When a soybean plant is progressing normally at the beginning of the season, it produces high levels of carbohydrates to feed itself, but when exposed to drought or other stress, pods may fall off, says Shaun Casteel, a Purdue University Extension agronomist.
After the pods fall off, the plant has a pool of reserved carbohydrates and will stay green longer - known as green stem syndrome. While the condition does not harm the seed, oftentimes when farmers look into the field and see green stems, they will delay harvest beyond the optimal harvest moisture of 13-15%.
"I've seen farmers not harvest until the stems are brown, but the beans are at 9 to 10% moisture," Casteel says. "With the lower moisture content, you lose yield in the form of water."
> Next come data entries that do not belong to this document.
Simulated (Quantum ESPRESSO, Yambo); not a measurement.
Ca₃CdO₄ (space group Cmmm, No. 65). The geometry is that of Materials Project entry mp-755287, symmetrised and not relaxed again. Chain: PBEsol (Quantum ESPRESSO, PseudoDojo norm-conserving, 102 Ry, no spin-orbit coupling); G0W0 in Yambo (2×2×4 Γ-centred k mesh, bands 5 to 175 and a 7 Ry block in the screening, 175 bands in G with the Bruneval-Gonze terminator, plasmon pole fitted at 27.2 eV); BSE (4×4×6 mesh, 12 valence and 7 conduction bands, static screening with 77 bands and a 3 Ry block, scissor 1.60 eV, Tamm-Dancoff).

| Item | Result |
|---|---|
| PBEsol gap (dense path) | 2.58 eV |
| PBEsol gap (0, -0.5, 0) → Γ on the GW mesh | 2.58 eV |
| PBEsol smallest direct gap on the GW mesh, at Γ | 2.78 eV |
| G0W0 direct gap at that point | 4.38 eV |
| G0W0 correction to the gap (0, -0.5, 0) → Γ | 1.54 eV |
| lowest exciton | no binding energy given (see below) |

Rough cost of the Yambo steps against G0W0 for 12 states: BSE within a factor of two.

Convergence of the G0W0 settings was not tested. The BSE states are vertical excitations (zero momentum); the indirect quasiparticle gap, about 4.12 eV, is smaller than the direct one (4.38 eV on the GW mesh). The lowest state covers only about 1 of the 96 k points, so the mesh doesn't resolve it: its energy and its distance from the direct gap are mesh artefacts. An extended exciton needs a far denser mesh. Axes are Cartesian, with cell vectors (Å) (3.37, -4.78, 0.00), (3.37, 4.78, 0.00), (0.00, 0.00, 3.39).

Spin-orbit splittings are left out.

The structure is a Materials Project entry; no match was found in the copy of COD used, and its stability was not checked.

If growers want to harvest earlier, they should combine at a slower pace because the stems will be tougher and could damage equipment, he said.
Green stem syndrome is one problem that could further decrease yields following a planting season inundated with heavy rains and a growing season hindered by heat and drought. The U.S. Department of Agriculture projected in its September crop report that soybean yields nationally could average 41.8 bushels per acre, down 1.5 to 2 bushels from trend. Indiana yields were projected at 42 bushels per acre, down 6 from what they might have been with a normal growing season.
One of the main reasons behind expected low yields has been loss of pods. With heat stress, some plants have dropped high numbers of pods; others have underdeveloped seeds within the pod. If there is rain during early seed fill stages, they might recover; however, if the plants are already dropping leaves, it is unlikely that they will benefit.
"We still have the story of two crops; one was planted on time and still has good yield potential, while the other started out late and has been further compromised by dry weather," Casteel says. "At this point, rain might be too late for much of the Indiana crop."
Insects could be a challenge for soybean growers as bean leaf beetles and stinkbugs can attack the more mature crop and move onto nearby younger beans. Farmers can scout fields to identify pests and better predict yield potential, he said.
"This is a hard year," Casteel says. "I know farmers are really hoping for a good harvest with $14 a bushel beans, but this year's yields probably won't meet that expectation."